Journey

Discovering Joy in the Pressing

“Your words were found, and I ate them, and your words became to me a joy and the delight of my heart, for I am called by your name, O LORD, God of hosts.”

Jeremiah 15:16

Do you remember joy? Do you remember the last time you felt an overwhelming sense of delight, anticipation, and confidence in what you were hoping for? When I think of joy, I remember the sense of excitement that left me sleepless on Christmas Eve waiting for dawn, a slide down a long snowy hill moving faster and faster until the inevitable bail, or being launched into the water by my father on a hot summer day. Joy, to be delighted, full of anticipatory hope and gladness. The prophet Jeremiah associates joy with the excitement of a wedding ceremony. Jeremiah 33:11 (NIV), ” the sounds of joy and gladness, the voices of the bride and the bridegroom”. Who would not want to live like this, full of joy?

Joy for me was a long time in coming. A wait long enough to make me wonder that perhaps it was not my gift to have, but I wanted it. Webster’s dictionary defines joy as…wait for it…”a feeling of happiness that comes from success, good fortune, or a sense of well-being”. The dictionary authors have perhaps sold it short. Actually, the definition is slightly depressing. I have success, it has not brought me joy. I have good fortune, it has not brought me joy. I have a strong sense of well-being, this is not joy, not the joy that is described by Jeremiah or by a young child about to meet their Christmas morning.

God’s word sets an unexpected pattern for finding joy, a different way. It directs us to count joy in trials (James 1:2-3). It shows us that Jesus walked the road to the cross for the joy that was set before Him (Hebrews 12:2). Jeremiah 15:16 (ESV) reads, “Your words were found, and I ate them, and your words became to me a joy and the delight in my heart”. It is a lovely verse. One can imagine King David praising the LORD with these words in a royal garden, filled with beautiful things and beautiful people. But that is not the scene. This verse is contained within a passage where just a few verses earlier (v. 10) the prophet Jeremiah cries, “Woe is me, my mother, that you bore me, a man of strife and contention to the whole land! I have not lent, nor have I borrowed, yet all of them curse me”. Jeremiah was chosen by God to deliver horrific news to the people of God regarding their future. And in the middle of this he declares, “your words became to me a joy and the delight of my heart”. How did he do that? How did Jeremiah find joy in such a dark set of circumstances?
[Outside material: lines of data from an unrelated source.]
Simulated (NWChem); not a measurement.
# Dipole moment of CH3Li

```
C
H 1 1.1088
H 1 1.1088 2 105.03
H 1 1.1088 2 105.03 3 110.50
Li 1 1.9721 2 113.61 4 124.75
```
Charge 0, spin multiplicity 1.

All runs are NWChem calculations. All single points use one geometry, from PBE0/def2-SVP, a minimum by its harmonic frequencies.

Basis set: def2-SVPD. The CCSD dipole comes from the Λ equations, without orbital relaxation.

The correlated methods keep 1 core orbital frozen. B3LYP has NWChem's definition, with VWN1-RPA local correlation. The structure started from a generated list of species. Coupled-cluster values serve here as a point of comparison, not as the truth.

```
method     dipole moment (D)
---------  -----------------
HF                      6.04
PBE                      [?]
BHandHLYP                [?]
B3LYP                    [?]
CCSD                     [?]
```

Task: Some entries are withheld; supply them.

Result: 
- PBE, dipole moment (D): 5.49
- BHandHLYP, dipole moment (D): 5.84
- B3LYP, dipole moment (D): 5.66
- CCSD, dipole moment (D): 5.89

Jeremiah chose to walk the path purposed for him, knowing he was serving a sovereign God. He struggles with this choice, recorded earlier in the book, but he chooses none the less to surrender to it. Jesus chose to walk the path purposed for him, knowing he was part of the biggest plan. His struggle with the plan is documented in Matthew 26, but he surrenders to it. The Apostle Paul too, knew joy in the midst of much suffering. He again, chose to walk the path set before him, confident in the One who set the path. It is a repeat story, in the scriptures, and in the lives of Christ followers. Those who know authentic joy walk confidently under the knowledge that their God is who He says He is, sovereign, faithful, able and paying attention. Joy comes from surrendering my plans for His (He is a much better planner anyway).

I have joy, finally. Webster does sell it short. Pure sweetness, that is joy. How does it find me, this gift? Or how do I find it? It does not come from searching for success, good fortune or a sense of well being. It comes from gratitude and faith when all seems to oppose what I have planned, hoped, dreamed and prayed for. It comes from laughing in the face of yet another difficult thing stacking on the pile of difficult things, knowing with certainty that a God who is able to set the planet with a thought, chooses to take me through the fires of life rather than take me around them. It comes from clinging to scripture promises that declare the testing of my faith produces endurance (James 1:3), and endurance is necessary to lead me to hope (Roman 5:4-5). Mostly it comes from knowing who my Heavenly Father is. Turns out, joy is mine for the choosing.


“I call it Joy, which is here a technical term and must be sharply distinguished both from Happiness and Pleasure. Joy (in my sense) has indeed one characteristic, and only one in common with them; the fact that anyone who has experienced it will want it again. Apart from that, and considered only in its quality, it might almost equally well be called a particular kind of unhappiness or grief. But then it is the kind we want. I doubt whether anyone who has tasted of it would ever, if both were in his power, exchange it for all the pleasures in the world.”

— CS Lewis, Surprised by Joy

4 Comments

  • Rick Straley

    Beautiful. Well done. Expresses a heartfelt, experiential, and biblical understanding of joy.
    Joy that springs forth from tribulation.
    I love the word “delight”. It has a twinkle to it that exudes JOY.

  • Kathy P

    Beautifully said, Amy! I have also learned that we need to choose joy based on God’s word and his promises, and the feeling ultimately catches up!